Similarity vs Distance

Distances such as Euclidean distance or Dynamic Time Warping (DTW) return a value that expresses how far two instances are apart. Such a distance is equal to zero, when the instances are equal, or larger than zero. In certain cases you might need to translate this distance to:

  • A similarity measure that inverts the meaning of the returned values and expresses how close to instances are. Typically also bounded between 0 and 1, where now 1 means that two instances are equal.
  • A bounded distance that limits the range of the distance between 0 and 1, where 0 means that two instances are equal. This can be achieved by squashing to distance between 0 and 1.

The DTAIDistance toolbox provides a number of transformations to translate a distance to a similarity measure or to a squashed distance.

Similarity

Some methods require as input a similarity instead of a distance (e.g., spectral clustering). Therefore, it might be useful to translate the computed distances to a similarity. There are different approaches to achieve this that are supported by dtaidistance: exponential, Gaussian, reciprocal, reverse.

For example, given a set of series (the rows) for which we want to compute the pairwise similarity based on dynamic time warping:

from dtaidistance import dtw, similarity
s = np.array([[0., 0, 1, 2, 1, 0, 1, 0, 0],
              [0., 1, 2, 0, 0, 0, 0, 0, 0],
              [1., 2, 0, 0, 0, 0, 0, 1, 1],
              [0., 0, 1, 2, 1, 0, 1, 0, 0],
              [0., 1, 2, 0, 0, 0, 0, 0, 0],
              [1., 2, 0, 0, 0, 0, 0, 1, 1]])
sim = similarity.distance_to_similarity(dtw.distance_matrix(s))

The result is:

[[1.00 0.53 0.37 1.00 0.53 0.37]
 [0.53 1.00 0.46 0.53 1.00 0.46]
 [0.37 0.46 1.00 0.37 0.46 1.00]
 [1.00 0.53 0.37 1.00 0.53 0.37]
 [0.53 1.00 0.46 0.53 1.00 0.46]
 [0.37 0.46 1.00 0.37 0.46 1.00]]

You can observe that the diagonal is all ones because each series is similar to itself. And the series at index 0 and 3 are identical, thus also resulting in a similarity of 1.
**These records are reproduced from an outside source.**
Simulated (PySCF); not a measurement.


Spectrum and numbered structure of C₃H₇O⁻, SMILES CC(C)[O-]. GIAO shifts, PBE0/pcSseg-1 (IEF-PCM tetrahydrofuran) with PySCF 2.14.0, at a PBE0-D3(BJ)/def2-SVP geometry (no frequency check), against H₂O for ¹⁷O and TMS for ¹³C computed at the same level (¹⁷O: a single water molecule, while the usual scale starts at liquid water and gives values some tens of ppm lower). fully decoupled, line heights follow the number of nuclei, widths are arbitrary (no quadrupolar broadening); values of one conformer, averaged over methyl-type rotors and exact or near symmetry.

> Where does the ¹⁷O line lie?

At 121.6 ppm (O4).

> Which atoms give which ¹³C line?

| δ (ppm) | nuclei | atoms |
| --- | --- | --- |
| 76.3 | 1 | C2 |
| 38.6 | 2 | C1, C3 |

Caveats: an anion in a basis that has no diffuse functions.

If you want to use a different conversion than the default exponential by using the method argument.

distance_to_similarity(distances, method='exponential')
distance_to_similarity(distances, method='gaussian')
distance_to_similarity(distances, method='reciprocal')
distance_to_similarity(distances, method='reverse')

When reapplying the distance_to_similarity function over multiple matrices, it is advised to set the r argument manually (or extract them using the return_params option). Otherwise they are computed based on the given distance matrix and will be different from call to call.

Squashing

Similarity reverses high values to low and low to high. If you want to maintain the direction but squash the distances between 0 and 1, you can use the squash function (based on Vercruyssen et al., Semi-supervised anomaly detection with an application to water analytics, ICDM, 2018).

similarity.squash(dtw.distance_matrix(s))

Which results in:

[[0.00 0.75 0.99 0.00 0.75 0.99]
 [0.75 0.00 0.94 0.75 0.00 0.94]
 [0.99 0.94 0.00 0.99 0.94 0.00]
 [0.00 0.75 0.99 0.00 0.75 0.99]
 [0.75 0.00 0.94 0.75 0.00 0.94]
 [0.99 0.94 0.00 0.99 0.94 0.00]]

You can observe the diagonal is all zeros again (when rounded, the values are slightly larger than zero because logistic squashing is used). And the most different series are close to 1.

When reapplying the squash function over multiple matrices, it is advised to set the x0 and r argument manually (or extract them using the return_params option). Otherwise they are computed based on the given distance matrix and will be different from call to call.